President Nicolas Sarkozy of France seems intent on criminalising Armenian genocide denial, even after his country's Constitution Council quashed a recent bid. Parliament's vote last December for such a law had sparked off a bitter diplomatic row with Turkey, which recalled its ambassador and cut off military cooperation with Paris. The timing of the dispute and the government's unrelenting stance on how this dark episode should be viewed are hard to fathom. But there is speculation that this ratcheting up of pressure is purely to woo Armenian voters in the upcoming presidential election. The Council held this week that in approving the controversial legislation, the French Parliament caused harm to the exercise of freedom of expression. The ruling is a blow for the view that opinions on history cannot be legally enforced, relevant for France as well as other European countries where denying the Nazi Holocaust is a crime. Curiously, legislators who appealed against the December bill had originally voted in its favour, a welcome reconsideration of a regressive step. France has been dabbling with similar counter-intuitive measures in recent years. Surely, the country's large racial and religious minorities are unlikely to feel reassured by official validations of history. Of material significance would be policies that promote respect for their rights and protect jobs, mitigating a sense of alienation, especially in the current economic crisis gripping Europe.

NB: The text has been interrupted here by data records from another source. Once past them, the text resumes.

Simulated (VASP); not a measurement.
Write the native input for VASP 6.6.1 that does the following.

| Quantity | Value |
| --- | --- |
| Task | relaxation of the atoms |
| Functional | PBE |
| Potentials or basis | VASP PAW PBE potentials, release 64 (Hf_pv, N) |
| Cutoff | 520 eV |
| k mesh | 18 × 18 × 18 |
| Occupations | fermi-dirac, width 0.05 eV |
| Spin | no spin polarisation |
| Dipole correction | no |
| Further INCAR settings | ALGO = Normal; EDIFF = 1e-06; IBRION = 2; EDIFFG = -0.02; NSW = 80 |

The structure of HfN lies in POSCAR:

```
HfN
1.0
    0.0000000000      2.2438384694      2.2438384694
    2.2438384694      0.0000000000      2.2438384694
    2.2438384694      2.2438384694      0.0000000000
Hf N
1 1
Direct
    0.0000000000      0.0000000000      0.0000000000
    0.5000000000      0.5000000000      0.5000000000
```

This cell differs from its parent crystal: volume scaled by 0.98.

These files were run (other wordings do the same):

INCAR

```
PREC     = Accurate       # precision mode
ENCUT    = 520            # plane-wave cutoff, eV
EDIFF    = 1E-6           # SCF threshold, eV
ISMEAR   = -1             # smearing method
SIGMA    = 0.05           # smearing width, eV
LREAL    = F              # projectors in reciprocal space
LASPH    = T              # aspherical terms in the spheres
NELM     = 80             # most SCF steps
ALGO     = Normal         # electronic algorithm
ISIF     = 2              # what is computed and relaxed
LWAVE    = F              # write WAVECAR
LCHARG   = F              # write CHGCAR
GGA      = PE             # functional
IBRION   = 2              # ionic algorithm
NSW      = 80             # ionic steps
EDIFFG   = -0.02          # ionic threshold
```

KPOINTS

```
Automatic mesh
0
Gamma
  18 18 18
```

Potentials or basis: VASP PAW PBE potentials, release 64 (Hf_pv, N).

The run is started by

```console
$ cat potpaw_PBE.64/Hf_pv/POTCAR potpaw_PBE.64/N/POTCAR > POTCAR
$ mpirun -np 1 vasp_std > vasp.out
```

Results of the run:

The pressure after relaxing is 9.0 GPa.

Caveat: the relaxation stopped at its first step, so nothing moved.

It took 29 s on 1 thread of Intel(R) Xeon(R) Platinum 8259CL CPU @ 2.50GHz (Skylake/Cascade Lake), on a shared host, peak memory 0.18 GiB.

While Turkey has hailed the decision of the French court, the country's own law banning the affirmation of the slaughter of Armenians is of a piece with the French proposal it has sought to repudiate with sanctions. Whereas Ankara has repeatedly negated the claim that the extirpation of Armenians was a matter of deliberate policy, owning up to events of history is perhaps a healthier way of righting historical wrongs. Moreover, the essence of any constitutional democracy is that historical crimes and controversies are part of a country's collective past. Surely, the politics behind attempts to deny the horrors of history must be exposed. But to clamp down on such forces betrays an authoritarian and undemocratic tendency inimical to an open polity. The European Union has acted judiciously in enacting a law against incitement to racial hatred, rather than a blanket ban on Holocaust denial. In the light of this common position, individual states could perhaps take another look at their domestic laws.